Herald Journal, Dec. 12, 2005
New Germany native loves job, mingling with 'The Great One'
By Liz Hellmann
A little girl who spent her whole life growing up in New Germany has become a professional dealing with some of the nation’s most elite athletes, and is following her passion across the country.
Jackie Johnson is the daughter of Bruce and Helen Johnson of New Germany, who formerly owned the Hollywood Ranch House.
Johnson remembers spending a lot of time at the Ranch House from the time she was born all the way through high school.
But before she even graduated college, she found herself accepting a job offer that would take her to another time zone, and certainly another climate, in Arizona.
Johnson was offered a job in sales with the Phoenix Suns after attending a NBA job fair her senior year of college.
“You have to really just take any opportunity you can. This industry is so competitive, you can’t hold anything back,” Johnson said.
Johnson gained experience working the Minnesota State University, Mankato basketball games while attending the college, and has been taking her share of opportunities since graduating in 2004.
A three-sport athlete in high school, Johnson has been around sports all her life, but didn’t consider it a career option until attending Minnesota State University, Mankato.
“In high school, I always wanted to do marketing, but never thought it would be in sales. This just kind of fell into my lap,” Johnson said.
After making the decision to move away and take the job in Arizona, Jackie received another job offer to work with the Atlanta Hawks basketball team and the Thrasher hockey team.
Johnson decided to pack up her bags and move to Georgia in January 2005, seven months after starting with the Suns.
Although the job in Atlanta was a promotion, Johnson learned a lot from her first job.
“It basically taught me how to sell season tickets. You have to be able to show people the value of season tickets, buying a ticket for one game is different than buying season tickets,” Johnson said.
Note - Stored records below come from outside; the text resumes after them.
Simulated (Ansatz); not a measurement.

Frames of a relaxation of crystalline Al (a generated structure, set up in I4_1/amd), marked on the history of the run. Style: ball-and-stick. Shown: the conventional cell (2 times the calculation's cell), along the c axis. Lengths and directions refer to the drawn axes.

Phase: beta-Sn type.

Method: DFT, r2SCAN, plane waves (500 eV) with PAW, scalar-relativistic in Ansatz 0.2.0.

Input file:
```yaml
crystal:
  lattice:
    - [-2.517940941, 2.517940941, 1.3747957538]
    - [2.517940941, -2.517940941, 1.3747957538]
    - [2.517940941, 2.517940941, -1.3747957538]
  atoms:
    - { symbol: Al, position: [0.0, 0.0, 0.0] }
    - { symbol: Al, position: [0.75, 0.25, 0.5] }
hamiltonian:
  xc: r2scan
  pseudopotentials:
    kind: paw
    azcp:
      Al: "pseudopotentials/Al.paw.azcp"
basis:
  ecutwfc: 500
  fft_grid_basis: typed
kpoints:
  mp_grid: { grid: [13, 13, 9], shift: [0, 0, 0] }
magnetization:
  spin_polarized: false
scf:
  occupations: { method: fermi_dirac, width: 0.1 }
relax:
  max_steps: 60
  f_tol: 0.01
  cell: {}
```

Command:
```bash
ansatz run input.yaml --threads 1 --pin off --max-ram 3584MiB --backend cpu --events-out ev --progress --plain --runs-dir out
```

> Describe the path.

But in July she found herself moving back to the desert to work with the Phoenix hockey team, the Coyotes, after the hocky lockout came to an end.
So is all the moving worth it for a girl from rural Minnesota?
“It’s really a self-rewarding job,” Johnson said, who works on commission. “The pay is what you make of it, and I like that it’s all in my hands.”
The job also comes with some other perks, including mingling with “The Great One,” hockey legend Wayne Gretzky.
Johnson’s responsibilities with the Coyotes include customer service, and occasionally taking care of Gretzky, who is also the team’s coach.
“We have set up a couple of events where Wayne was there, and we make sure he doesn’t get bombarded with people and gets to talk to everybody he needs to,” Johnson said.
She also gets the opportunity to sit in on concerts where her Coyote season ticket holders have bought tickets.
Her job is to make sure everything goes smoothly, whether there is a mistake on the credit card bill, a missing ticket in will call, or a missing cup holder on their seats.
“I make sure all problems get solved,” Johnson said.
Some problems are easier to solve than others, and some are downright comical.
“Sometimes, the little things people can get worked up about, and it takes two seconds to fix,” Johnson said.
For example, because of the way the tickets are printed, the letters “D” and “O” are difficult to tell apart.
On more than one occasion, Johnson has had to calm down an angry patron who thought someone was in their seat, when actually their seat was in row “D,” not row “O.”
When problems are at a minimum, Johnson can sit back and watch the likes of Paul McCartney, The Rolling Stones, and Bon Jovi, who are all on tap to perform at the arena this year on days when the Coyotes are not taking the ice.
But aside from the concerts, Johnson’s favorite part of the job is walking into a full arena.
“It’s an incredible feeling knowing that I sold a lot of those tickets,” she said.
For those who are interested in a career like Johnson’s, she stresses the importance of grabbing experience wherever you can, even if it does mean moving.
Although her family and friends are far from the desert, Johnson finds it is easy to make friends with her coworkers, many of whom moved just like she did.
But, for now, Johnson is content doing what she loves where she is.
“It’s an industry where you have to move around to get the jobs you want, but this is a good spot for me right now,” Johnson said.